NYSE American Marketplace Opens


Three, two, one. Liftoff – and the market has started.

The New York Stock Exchange officially opened its NYSE American exchange on Monday, July 24th. The exchange was formerly known as the NYSE MKT Exchange. The marquee feature of the new and rebranded American will be its 350-microsecond delay upon order entry, proprietary data and outbound routing. The market also will offer a Discretionary Pegged Order.

Thomas Farley, NYSE

Rival exchange IEX already incorporates a similar type delay mechanism and CHX is planning to do the same.

According to a release on the NYSE website, NYSE American will be a first-of-its-kind exchange that brings the strengths of NYSE’s features, such as electronic DMMs with quoting obligations assigned to each NYSE American listed company. NYSE American will also file rules with the SEC for new features that promote midpoint trading, including the 350 microsecond delay.

Said Tom Farley, NYSE President: “As U.S. equity markets have become increasingly complex due to fragmentation and dark pools, we are committed to providing listed companies, investors and market participants with more choice on how they list and trade with us in a way that best meets their needs. As we enter our 225th year as the global leader in trading and listings, we are continually evolving our markets to serve our customers in a very dynamic marketplace.”

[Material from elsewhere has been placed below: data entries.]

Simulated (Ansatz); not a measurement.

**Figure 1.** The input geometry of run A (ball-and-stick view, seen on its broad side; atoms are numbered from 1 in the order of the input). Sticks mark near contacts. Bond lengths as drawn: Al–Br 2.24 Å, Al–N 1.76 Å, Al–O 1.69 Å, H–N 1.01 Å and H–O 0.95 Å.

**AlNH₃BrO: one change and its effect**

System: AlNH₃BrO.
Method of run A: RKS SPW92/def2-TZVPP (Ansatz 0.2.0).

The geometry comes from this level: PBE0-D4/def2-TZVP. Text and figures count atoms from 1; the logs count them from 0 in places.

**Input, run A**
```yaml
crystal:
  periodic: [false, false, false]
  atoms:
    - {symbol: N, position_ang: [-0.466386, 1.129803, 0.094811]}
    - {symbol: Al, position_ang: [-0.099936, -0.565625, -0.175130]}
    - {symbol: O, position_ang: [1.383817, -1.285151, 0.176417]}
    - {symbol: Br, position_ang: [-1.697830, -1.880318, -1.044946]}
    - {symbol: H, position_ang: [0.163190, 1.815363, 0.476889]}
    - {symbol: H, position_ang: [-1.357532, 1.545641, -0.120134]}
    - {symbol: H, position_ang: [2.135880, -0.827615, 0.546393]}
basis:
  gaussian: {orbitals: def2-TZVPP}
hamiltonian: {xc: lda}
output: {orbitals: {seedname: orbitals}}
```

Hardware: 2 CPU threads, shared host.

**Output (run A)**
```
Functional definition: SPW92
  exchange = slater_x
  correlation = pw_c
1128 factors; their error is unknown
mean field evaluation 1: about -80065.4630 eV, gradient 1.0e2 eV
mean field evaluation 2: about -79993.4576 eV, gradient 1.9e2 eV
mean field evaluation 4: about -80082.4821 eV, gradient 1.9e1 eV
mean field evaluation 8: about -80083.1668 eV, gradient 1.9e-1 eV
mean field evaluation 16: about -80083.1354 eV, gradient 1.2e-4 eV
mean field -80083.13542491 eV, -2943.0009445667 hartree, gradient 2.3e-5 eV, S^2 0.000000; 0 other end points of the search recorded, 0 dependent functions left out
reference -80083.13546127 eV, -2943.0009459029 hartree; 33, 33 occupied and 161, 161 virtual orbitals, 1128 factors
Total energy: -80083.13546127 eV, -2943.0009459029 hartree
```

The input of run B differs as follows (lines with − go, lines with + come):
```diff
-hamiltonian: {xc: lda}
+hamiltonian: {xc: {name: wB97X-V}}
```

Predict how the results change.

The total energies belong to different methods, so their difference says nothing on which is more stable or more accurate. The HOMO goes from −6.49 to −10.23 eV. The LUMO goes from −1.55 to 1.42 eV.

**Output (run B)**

Farley continued, “As we move through 2017 and begin offering these enhancements, NYSE Group will ultimately operate four distinct exchanges for issuers and investors, each with its own market model. We recognize certain market models are appropriate for ETFs or less liquid securities, and we are excited to provide our customers with more choice in how they list, invest and trade.”

Jonathan Clark, Luminex

In looking at NYSE American, Jonathan Clark, CEO of the buy-side only ATS Luminex, started by firms such as Fidelity, Black Rock and State Street, told Traders Magazine in an interview that he welcomed the new marketplace but it could take time for the buy-side, via its brokers, to connect and use the new exchange as well as measure its success.

“I was on the buy-side for 25 years – as a trader, managing desks – and I understand the knee-jerk reaction that some could have from a fragmentation point of view,” Clark began. “But this is a unique opportunity for innovation to solve a market problem. It’s interesting that NYSE was so skeptical of the IEX delay feature and has now come around to have their own latency model.”

It’s a case of ‘if you can’t beat them, join them’ mentality.

Clark added that this new market model – American – and other market-based solutions, rather than government mandated fixes, are best for the equities markets.

“The NYSE can now use one of its own exchanges as an incubator to test this solution,” Clark added. “The market will ultimately determine the success or failure of each, but they are technology-driven solutions to the challenges investors face – like Luminex itself was – which is a sign of a healthy market.”

But traders and market observers shouldn’t expect an instant and measurable indicator of NYSE American’s validity or performance.

“And we’re not talking about viewing stats at the end of the day, week or in a month,” Clark said. “I’m excited to see what happens, but it will take some time to see how the solution plays itself out.”